Shelving My Queer Classroom Library

About a year ago, I wrote a post bemoaning the lack of YA diversity of my classroom library in terms of non-heterosexual main characters. Well, I’ve learned that there’s plenty out there now. I’d love to see even more, obviously, but no one who has browsed a YA shelf in the last year can say that there aren’t any books featuring diverse sexualities. If you separate the different orientations, they’re still in the minority when compared to the sheer number of books that have straight MCs, but I’ve been able to build a significant section of books about or including queer identities.

But that’s beside the point. My new problem is this: now that I have collected a long shelf’s worth of YA books starring lesbian, gay, trans, or bisexual characters (I admit I’m still lacking in some aspects of the LGBTQ+ spectrum, but I’m working on tracking down more pansexual and asexual recommendations), where do I put them?

This year, I was assigned to teach almost entirely freshmen English classes, so I was moved to the freshmen end of the building. While that required me to spend my summer hauling my hundreds of books the whole half-a-mile to my new room, it did give me the opportunity to reorganize my library. I decided that the most freshman-friendly way of organizing my books would be by similar topic or characters. I have sections labeled “Books about pirates!” and “Books about sick teenagers?” and “Gossip-girl-ish romances” and “Fairy-tale retellings.”

But I struggled with how to categorize my LGBTQ+ lit. I tried to think about what would be most helpful to me, if I were a teen. And thinking of the few students who specifically asked for LGBTQ+ book recs, I decided to put all of the books on one shelf, labeled “Books with LGBTQ+ main characters.”

The benefit to this is that if I have students looking for their own experiences reflected in literature, they know what shelf they can look on. They can work their way through the shelf, if they want to. And two of my students have been doing just that. But the downside is that it segregates these books, essentially. Are non-queer teens going to pick a book off of that shelf? I genuinely don’t know, but they should be exposed to these stories as well. These are books that are entertaining and informative to any reader, regardless of their personal sexuality.

The other downside to my current system of shelf-labeling is that if a teen is queer and does want to read these books but is still in the closet, they might feel self-conscious about browsing for too long on that shelf. It’s not as though another kid in the class is going to see them looking at those books and immediately jump to conclusions about their sexual identity, but being in the closet is scary. I know this. Would I have had the courage, as a tiny freshman, to spend time in public view looking at LGBTQ+ books? Probably not, because school culture back then was NOT friendly towards members of the LGBTQ+ community. We have a GSA now, and students are generally more welcoming, but it’s still a potential roadblock to access that I need to consider.

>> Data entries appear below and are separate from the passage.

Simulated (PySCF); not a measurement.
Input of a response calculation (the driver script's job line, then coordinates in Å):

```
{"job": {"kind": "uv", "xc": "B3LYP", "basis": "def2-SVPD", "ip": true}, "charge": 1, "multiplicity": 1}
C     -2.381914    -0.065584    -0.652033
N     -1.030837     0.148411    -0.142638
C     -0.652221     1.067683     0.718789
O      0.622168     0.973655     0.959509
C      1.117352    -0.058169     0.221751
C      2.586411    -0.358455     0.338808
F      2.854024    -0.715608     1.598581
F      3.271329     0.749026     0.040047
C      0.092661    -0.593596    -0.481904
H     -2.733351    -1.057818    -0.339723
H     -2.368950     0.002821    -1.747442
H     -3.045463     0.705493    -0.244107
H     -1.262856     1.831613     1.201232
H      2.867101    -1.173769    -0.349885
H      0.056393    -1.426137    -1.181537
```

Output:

The other issue is that it’s hard to limit these books to just “Books with LGBTQ+ main characters.” They fall into other categories as well. Holly Black’s The Darkest Part of the Forest is better categorized with the fairy-focused fantasy books. Adam Silvera’s History Is All You Left Me would almost match better with the other books about teenagers dealing with grief. So many of these books can be double- or triple-categorized that it’s difficult for me to decide where would be best for them. I tend to move books around sometimes to other shelves in cases like those, but constantly shifting shelves to expose them to more students can be exhausting.

Maybe a sticker system would be more helpful? Forego the shelving labels entirely, and mark the spines somehow with colored stickers for certain topics/characters, and then have a code somewhere in my room? I’m not sure. Even then, I would surely run out of colors based on how many ways you can lump different books together.

If you have any suggestions, please send them my way! At least this problem – “Oh man, I just don’t know where to put all these queer books!” – is a fairly decent one to have.